New Orleans Mayor LaToya Cantrell (third from left) poses with a group of mayors at the United Nations Climate Change Summit in Glasgow, Monday, Nov. 1, 2021.
Courtesy of the U.S. Department of State
New Orleans Mayor LaToya Cantrell (third from left) poses with a group of mayors at the United Nations Climate Change Summit in Glasgow, Monday, Nov. 1, 2021.

The United Nations’ Climate Change Conference kicked off Sunday, with Louisiana leaders present in Glasgow, Scotland, to discuss the effects in their own backyard, including Mayor LaToya Cantrell.

As part of a bipartisan group from the U.S. Conference of Mayors, Cantrell was selected to speak about the effects of climate change and how she is dealing and working to solve the crisis on a city level as a keynote speaker at the conference.

“Just ten days after I was sworn in, and on Mother’s Day, I had to be picked up from my home in a high-water vehicle to meet with my emergency preparedness team because more than five inches of rain fell in 2-and-a-half hours over parts of my city,” Cantrell said. “I knew then that the impact of climate change would truly be the framing of my term as mayor.”

The most recent example of the devastating impacts of climate change in New Orleans was the catastrophic Hurricane Ida, which Cantrell said coincided with multiple days of heat advisories. She noted that the storm was traveling so fast, she could not call for a mandatory evacuation.

However, one takeaway from the storm is that the city's levies had vastly improved since Hurricane Katrina. The city didn’t see significant flooding as it did 16 years earlier.

“It was a contribution of the federal government and a $15 billion infrastructure project to ensure that the levees were sound and were built to stand,” Cantrell said.

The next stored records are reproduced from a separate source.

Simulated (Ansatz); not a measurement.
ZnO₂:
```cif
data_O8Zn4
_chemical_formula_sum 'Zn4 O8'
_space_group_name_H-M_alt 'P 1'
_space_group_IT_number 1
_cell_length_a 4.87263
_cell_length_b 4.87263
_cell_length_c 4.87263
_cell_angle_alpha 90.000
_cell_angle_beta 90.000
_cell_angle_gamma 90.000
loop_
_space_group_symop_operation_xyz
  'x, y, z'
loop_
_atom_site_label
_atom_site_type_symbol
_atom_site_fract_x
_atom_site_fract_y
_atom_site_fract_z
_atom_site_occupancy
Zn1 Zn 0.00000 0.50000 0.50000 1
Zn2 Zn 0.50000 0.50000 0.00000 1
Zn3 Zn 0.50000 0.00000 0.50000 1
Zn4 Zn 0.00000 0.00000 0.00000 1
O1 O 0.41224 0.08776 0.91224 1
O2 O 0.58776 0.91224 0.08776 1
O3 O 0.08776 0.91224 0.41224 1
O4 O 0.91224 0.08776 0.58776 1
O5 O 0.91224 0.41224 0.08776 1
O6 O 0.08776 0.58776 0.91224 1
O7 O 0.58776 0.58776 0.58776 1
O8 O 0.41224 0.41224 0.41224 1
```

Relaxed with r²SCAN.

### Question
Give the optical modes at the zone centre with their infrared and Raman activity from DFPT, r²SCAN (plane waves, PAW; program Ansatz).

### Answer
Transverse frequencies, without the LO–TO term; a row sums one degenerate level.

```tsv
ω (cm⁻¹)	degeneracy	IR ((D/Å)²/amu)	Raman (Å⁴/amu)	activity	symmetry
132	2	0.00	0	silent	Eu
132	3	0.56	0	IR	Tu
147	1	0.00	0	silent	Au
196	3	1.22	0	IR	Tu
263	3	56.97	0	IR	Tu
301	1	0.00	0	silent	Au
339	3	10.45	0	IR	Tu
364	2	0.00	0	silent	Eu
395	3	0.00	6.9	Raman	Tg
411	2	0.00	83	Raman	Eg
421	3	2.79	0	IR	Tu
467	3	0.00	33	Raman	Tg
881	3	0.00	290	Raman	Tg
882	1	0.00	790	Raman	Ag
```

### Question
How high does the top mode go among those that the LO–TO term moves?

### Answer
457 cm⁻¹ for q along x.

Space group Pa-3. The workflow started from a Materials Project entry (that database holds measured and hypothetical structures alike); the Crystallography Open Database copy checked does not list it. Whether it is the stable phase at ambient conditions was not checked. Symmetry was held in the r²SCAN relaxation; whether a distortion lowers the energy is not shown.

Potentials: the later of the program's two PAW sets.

New Orleans has received more than its yearly average of rainfall this year as well. Cantrell said the heavy amounts of rain spurred by climate change have created drainage challenges in the city.

“We need it all,” Cantrell said. “We need all hands on deck to improve our resiliency and sustainability in addressing climate change.”

Cantrell, who is running for reelection, detailed the green infrastructure her administration has invested in, paid for by local, state and federal funds and philanthropic donors like former New York City mayor Michael Bloomberg, who also spoke at the summit. She listed two projects, a $15.5 million Pontilly neighborhood stormwater network that can hold up to 8.9 million gallons of water, and a $7.1 million Hagan Lafitte project that can store up to 1.3 million gallons of stormwater.

City officials expect to receive federal funds from President Joe Biden’s Build Back Better program to harden its infrastructure even further, which Cantrell said is much different from her first two years in office, when President Donald Trump was in office.

“In 2018, America’s mayors had to drive the bus on pushing governments at every single level to respond to the impacts of climate change,” Cantrell said. “At that time, we lacked national leadership and no plan. Leadership had to happen on the ground.”

Trump had pulled the U.S. out of the Paris Climate Accord in 2017, which Biden has since re-entered. Cantrell said she was grateful for President Biden and his understanding of the impacts of climate change.

Joined by his economic development and coastal policy advisors, Gov. John Bel Edwards was also in attendance Monday, and the two Louisiana officials have plans to meet with officials in Scotland through Nov. 4.